Despite appearing to be opposites, Hogan and Demaret were regular partners in the team events on the PGA tour (there were a couple a year in those days), and on this day they staged quite a battle for the U.S. Open championship. Demaret was known for his wild, colorful attire and gregarious personality; Hogan dressed impeccably but conservatively and was known for his taciturn expression and sometimes blunt comments to reporters. One similarity was that each had won two previous majors, with both of Demaret’s coming at the Masters.

Demaret kept the heat on Hogan in the final round at Riviera, making a run with three birdies in a row starting at the 10th hole. He looked like he was going to make it four straight, but missed a four-foot birdie putt at the 13th, ending his charge.

Hogan was playing the nearby eighth hole when Demaret was on the 13th. He must have gotten a report, because after the round, he said, Sure, I knew how Jimmy was doing. And that birdie of mine at the 10th seemed awfully good.

That was Hogan’s third birdie against no bogeys to that point in the round, enabling him to preserve his advantage. From there, he made all pars except for a three-putt bogey on the 15th (his only three-putt all week) to match Demaret’s final-round 69 to win by two.

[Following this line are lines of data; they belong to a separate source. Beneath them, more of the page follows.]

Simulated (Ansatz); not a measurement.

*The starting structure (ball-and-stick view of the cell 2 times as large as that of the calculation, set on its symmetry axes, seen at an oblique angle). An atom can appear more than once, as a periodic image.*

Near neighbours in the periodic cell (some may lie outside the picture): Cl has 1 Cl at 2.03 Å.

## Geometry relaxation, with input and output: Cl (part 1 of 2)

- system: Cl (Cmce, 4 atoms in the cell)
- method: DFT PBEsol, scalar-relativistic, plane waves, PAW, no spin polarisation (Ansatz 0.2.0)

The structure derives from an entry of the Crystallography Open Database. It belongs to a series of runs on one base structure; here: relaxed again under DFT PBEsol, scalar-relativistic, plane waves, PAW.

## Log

Hogan’s 72-hole total of 276 shattered the record of 281 set by Ralph Guldahl in 1937, with Demaret and third-place finisher Jim Turnesa also breaking the mark. It was the second time in less than a month that Demaret played great golf only to lose to Hogan. In the semifinals of the PGA Championship, then held at match play, Hogan won their scheduled 36-hole match by a two-and-one margin; both would have been 10-under in stroke play.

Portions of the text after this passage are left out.